By Sarah Mac Donald - 04 April, 2018
The Church of Ireland Primate of Ireland has said that living out a life of faith in a post Stephen Hawking era is not easy but people of faith cannot “pretend that science does not exist”.
In his Easter homily at Christ Church Cathedral, Archbishop Michael Jackson of Dublin and Glendalough said that physicist Stephen Hawking had done more in our day than any other single individual to show us all that science is not going away.
He noted that Professor Hawking had held that given the laws of physics, nature drags itself into existence and there is no need for a creator.
In expounding this argument, Hawking effectively seemed to hold that religious people think of the universe as being like a model railway track and God as setting the train going, the Archbishop commented.
However, from a theological point of view, creation out of nothing is not about setting procedures and processes in motion; it is to assert that God is at work at all moments and it is to concentrate on relation as pivotal to a theological understanding of the universe, Dr Jackson stated.
“God is not someone we, as theological beings, would expect to find at some temporal edge,” he told his congregation.
“To engage actively with Hawking’s removal of a temporal edge does away with an initial moment when God might be confused as one more cause in a chain of causes, for those of us who believe in God.”
Stressing that he was not asking supporters of Stephen Hawking to agree with him; the Archbishop said nor was he suggesting an easy eliding of what he teaches and what Christian faith teaches. “That would be to do him an injustice when he has no right of reply.”
“What I am saying is that for a person of faith, the cosmology of Hawking asks more not less of us as people of faith in relation to three fundamental questions coming directly out of Easter: Who is my neighbour? What is my community? Who will call my name?” he said.
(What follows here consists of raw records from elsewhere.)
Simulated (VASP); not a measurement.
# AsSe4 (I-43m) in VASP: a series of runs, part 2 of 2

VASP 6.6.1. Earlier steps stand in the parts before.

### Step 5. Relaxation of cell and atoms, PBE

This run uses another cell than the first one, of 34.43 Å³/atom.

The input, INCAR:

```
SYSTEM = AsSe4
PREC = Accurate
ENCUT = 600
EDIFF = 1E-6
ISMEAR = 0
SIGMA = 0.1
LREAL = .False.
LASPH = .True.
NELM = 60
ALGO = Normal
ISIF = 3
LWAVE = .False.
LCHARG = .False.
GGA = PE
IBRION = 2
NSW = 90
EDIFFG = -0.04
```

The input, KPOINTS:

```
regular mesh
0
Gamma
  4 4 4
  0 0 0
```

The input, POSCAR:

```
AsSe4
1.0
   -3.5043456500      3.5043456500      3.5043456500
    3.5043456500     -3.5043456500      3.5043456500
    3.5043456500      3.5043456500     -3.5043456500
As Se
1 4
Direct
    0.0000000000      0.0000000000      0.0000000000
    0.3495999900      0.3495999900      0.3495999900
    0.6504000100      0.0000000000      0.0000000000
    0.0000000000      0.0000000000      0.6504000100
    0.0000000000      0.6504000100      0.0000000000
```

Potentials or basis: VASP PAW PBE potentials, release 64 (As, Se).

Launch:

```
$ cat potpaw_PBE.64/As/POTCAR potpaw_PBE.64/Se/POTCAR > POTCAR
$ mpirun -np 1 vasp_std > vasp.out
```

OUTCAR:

According to the Church of Ireland Primate, Hawking challenges us to set aside the rhetoric of denial that is such a feature of The Passion through which we have just travelled and “which still ricochets so noisily through Irish life today”.
He said the courage of Stephen Hawking to shed light in dark holes and to journey fearlessly into and through knowledge was an inspiration of the human spirit.
“People of faith cannot escape, nor should we want to escape, the expansion of perspective on the cosmos that he has given us. It is for us to grapple with his wisdom and to set it alongside the verse from Scripture where our exploration of humanity began not so long ago on Christmas Day: ‘In the beginning was The Word …’ (St John 1.1)”
“The resolution of these on Easter Day is not his problem, it is ours.”
Elsewhere in his Easter homily, Archbishop Jackson addressed the forthcoming twentieth anniversary of the Good Friday Agreement on 10 April.
He said Ireland North and South was “finding that progress was a tiresome friend”.
“Twenty years of The Good Friday/Belfast Agreement have shown us that The Peace is very hard work and always requires encouragement, hope, forbearance and love in order to set its compass and plot its course.”
Love, he suggested, no longer seems to be a public virtue.
“One hundred years of independence bring their own difficulties in terms of the word: progress also. The past is easier to commemorate and its social constructs are easier to seek to tear down than the future is to create.”